It’s been a while since I’ve played a gig, especially one where I was tasked with providing background music.
It was a fun and pleasant experience, though, one where there was virtually no pressure. If there was any pressure, it was self-inflicted. I have a history of over-preparing and expecting great things of myself any time I’m called upon.
Fortunately, I am able to relax more nowadays, thanks to the considerable experience I have under my belt.
I remember watching a Christmas concert on TV with my family one year. For the life of me, I can’t remember who was performing. It may have been Celine Dion.
And I remember commenting out loud, “she’s singing like her career depended on it.”
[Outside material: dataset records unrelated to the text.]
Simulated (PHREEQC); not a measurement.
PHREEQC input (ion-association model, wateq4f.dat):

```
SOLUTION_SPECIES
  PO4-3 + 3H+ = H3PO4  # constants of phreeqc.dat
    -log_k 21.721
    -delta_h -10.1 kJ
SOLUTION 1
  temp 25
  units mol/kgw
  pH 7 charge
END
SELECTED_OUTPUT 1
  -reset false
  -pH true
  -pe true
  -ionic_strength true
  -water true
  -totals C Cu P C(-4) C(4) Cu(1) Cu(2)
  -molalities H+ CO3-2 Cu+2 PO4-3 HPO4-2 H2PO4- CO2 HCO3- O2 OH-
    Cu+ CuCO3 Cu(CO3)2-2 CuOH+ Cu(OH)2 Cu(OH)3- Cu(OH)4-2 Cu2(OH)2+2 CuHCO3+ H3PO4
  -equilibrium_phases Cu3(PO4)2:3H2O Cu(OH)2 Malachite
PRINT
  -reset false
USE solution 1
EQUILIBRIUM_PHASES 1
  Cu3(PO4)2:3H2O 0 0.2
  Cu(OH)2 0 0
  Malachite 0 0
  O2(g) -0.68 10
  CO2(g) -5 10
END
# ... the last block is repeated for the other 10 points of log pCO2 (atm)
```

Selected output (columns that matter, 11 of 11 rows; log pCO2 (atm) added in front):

In the moment, I don’t think I realized how true that was. In a time when TV was still the main channel through which information was relayed, and entertainment was programmed, performing at Christmastime would mean having all eyeballs on you. You’ve got to sing like your career depends on it.
And that’s the way I’ve approached most gigs. I know there won’t be any A&R reps there. I know there may not even be anyone to impress. I’m competing with the toughest competitor of all – myself.
I was recently re-reading my New Year content from last year, and I thought to myself, “this is probably the best I have ever written.”
See, for example, 15 Holiday Reflections to Ring in 2022, or 5 Books I Read in 2021 That Made a Difference.
I’m up against something if I want to surpass that level of writing this year.
That’s how I think about live performance as well. I’ve done a lot of cool stuff in the past, so one upping myself is not going to be easy.
But I realized something tonight.
Playing for your friends or strumming the guitar around the campfire is one thing. Strangely it feels so ordinary. But playing your heart out at stage volume? Suddenly, you realize your playing holds up. Maybe you’re not Guthrie Govan or Tosin Abasi. But you know you’ve got something.